There wasn't much fanfare surrounding Dennis Ryan when he started part-time work with the Vikings in 1975.

Or on June 1, 1979, when his first assignment after beginning his official full-time basis with the team was to paint the blocking sleds at Midway Stadium.

The same would be true for Ryan's final days with the organization if the Vikings Equipment Manager — only the second person to ever hold that title — had his druthers.


But when someone has meant so much to an organization, there's a distinguished line of folks who want to thank Ryan for his reliable dedication to the team.

"When you think about what makes a team great, it's people who put others ahead of themselves," Vikings Owner/President Mark Wilf said. "For nearly fifty years, Dennis Ryan did that for the Vikings. The hundreds of players and coaches who have been able to perform at their best because of Dennis is a testament to his work ethic, his selflessness and his passion for the Vikings.

"Dennis has been recognized by his peers and around the NFL as the best of the best, and his influence on generations of Vikings is second to none," Wilf added. " 'Thank you' is not enough to recognize what Dennis has meant to the team. We wish him and his family the best."


Ryan's impressive run dates all the way back to practices at Midway Stadium and the sunsetting seasons of the Purple People Eaters at Metropolitan Stadium. It encapsulated Minnesota's move indoors for 32 seasons at the Metrodome. The tenure then included equipping Vikings players to return to the elements for two seasons of home games at the University of Minnesota, followed by the first seven seasons inside U.S. Bank Stadium.


In these final days with the team, Ryan's memory returned to Midway Stadium when original Equipment Manager Jim "Stubby" Eason assigned him the job of painting the blocking sleds.

"That's what I was doing that June 1st. You look at all those blocking sleds and you think, 'How am I going to get all this done?' And it's been 44 straight years since then," Ryan said. "You never quite got things done. There was always something to do. That's one thing with the job. You always had work."


Ryan learned from Eason to place a high focus on delivering service to players and coaches.

"They're the heart and soul of the organization," he said. "Those are the guys you looked up to and those were the guys you serviced."

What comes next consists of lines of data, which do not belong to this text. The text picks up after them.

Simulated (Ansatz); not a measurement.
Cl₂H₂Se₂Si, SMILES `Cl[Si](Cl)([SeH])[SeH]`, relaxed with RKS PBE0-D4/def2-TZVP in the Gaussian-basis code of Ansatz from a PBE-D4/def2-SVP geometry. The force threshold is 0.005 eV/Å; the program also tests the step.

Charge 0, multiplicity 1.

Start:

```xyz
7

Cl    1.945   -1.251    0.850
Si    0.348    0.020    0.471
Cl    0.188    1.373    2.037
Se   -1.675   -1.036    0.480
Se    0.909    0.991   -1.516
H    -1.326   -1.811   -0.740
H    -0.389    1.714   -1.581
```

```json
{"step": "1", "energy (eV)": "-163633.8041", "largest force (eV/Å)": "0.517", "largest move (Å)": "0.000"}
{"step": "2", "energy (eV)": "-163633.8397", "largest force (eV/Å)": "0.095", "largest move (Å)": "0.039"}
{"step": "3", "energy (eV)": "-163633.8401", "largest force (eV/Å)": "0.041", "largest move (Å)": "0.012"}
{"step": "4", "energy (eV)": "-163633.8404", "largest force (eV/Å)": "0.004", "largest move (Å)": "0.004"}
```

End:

Ryan worked directly with nine of the 10 head coaches in Vikings history and twice received the Whitey Zimmerman Award, which honors the NFL's Equipment Manager of the Year (1996 and 2017).


Ryan's daily responsibilities were never in doubt, as a part-timer from 1975-76 or an unofficial full-timer from 1977-78. His approach had been refined by hours of work, but Ryan also rose to multiple occasions that didn't come with instruction manuals like the response needed after the collapse of the Metrodome's roof in December 2010, which forced Minnesota to play one home game in Detroit and another at the University of Minnesota.


"Part of the job, you always adapt, and it just needs to be done and you do it. It may take a lot of hours, but whatever it took, you would manage. I remember Stubby telling me the story about [first Head Coach Norm] Van Brocklin telling him day one in Bemidji, [Stubby] was leaving the locker room at midnight and [Van Brocklin] asked what was wrong, 'The lights out? We've got candles.' He wanted the helmets all put together for that first practice. He wanted them then."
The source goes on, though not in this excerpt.